There is an obvious point attached to trade secrets in the commercial world.
And that is this: They're supposed to be, well, confidential.
That's the reason you take mighty strides to spotlight your critically important intellectual property and safeguard it against unlawful misappropriation, right? You know that your entrepreneurial instincts as a business professional in the Bay Area demand that you do so.
Why is trade secret protection such a big deal?
The reasons why are many. The benefits from years of toil and brainstorming can be wiped out in an instant when a former employee hands over your confidential business plans to a competitor. Rivals can intrude on your market share following the unlawful disclosure of a customer list. Devastating consequences can flow from the sharing of technical processes and know-how with upstart commercial challengers.
That is why sharp and focused business principals routinely make strong efforts to ensure that their most precious internal information and data are identified and legally protected to the maximum extent possible.
Can you really do much to safeguard your trade secrets?
Stories abound that highlight the pilfering of key information. Those are sobering, but should never be construed as suggesting that a careful business owner can't protect a company's most vital know-how.
In fact, there is a lot that can be done to guard against downsides. Employers can implement the following measures and other strategies recommended by an attorney who routinely works with diverse clientele on intellectual property-related matters:
- Execute strong employee contracts addressing confidential information, and keep them timely updated
- Implement protective electronic measures to safeguard proprietary intellectual property (e.g, firewalls, limited-access protocols and search-tracking tools)
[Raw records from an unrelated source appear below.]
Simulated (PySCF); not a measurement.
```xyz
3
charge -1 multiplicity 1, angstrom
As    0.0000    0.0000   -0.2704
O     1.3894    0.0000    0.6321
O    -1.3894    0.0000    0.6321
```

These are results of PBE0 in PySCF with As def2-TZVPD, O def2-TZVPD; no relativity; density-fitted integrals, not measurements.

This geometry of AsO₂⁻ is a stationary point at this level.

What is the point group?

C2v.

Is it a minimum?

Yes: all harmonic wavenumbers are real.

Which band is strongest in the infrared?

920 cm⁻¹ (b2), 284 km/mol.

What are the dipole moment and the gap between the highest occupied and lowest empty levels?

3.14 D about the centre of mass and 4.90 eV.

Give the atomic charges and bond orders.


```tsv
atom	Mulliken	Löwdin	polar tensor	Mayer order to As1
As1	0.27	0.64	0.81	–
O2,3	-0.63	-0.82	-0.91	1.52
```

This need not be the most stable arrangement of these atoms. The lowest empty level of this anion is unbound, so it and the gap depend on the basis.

- Consistently interact with employees to spotlight concerns and underscore their duties regarding secrecy (including at hiring and exit interviews)
- Maintain a high degree of legal readiness to respond to concerns and outright company emergencies
That latter point merits these few additional words. The due care employed by an employer rightly seeking to protect trade secrets and other confidential data can be rendered quickly pointless without a truly comprehensive plan to respond to unlawful misappropriation.
The prescription for a higher probability of success dealing with trade secret violations at every stage is proactivity.
Has your business fully considered that?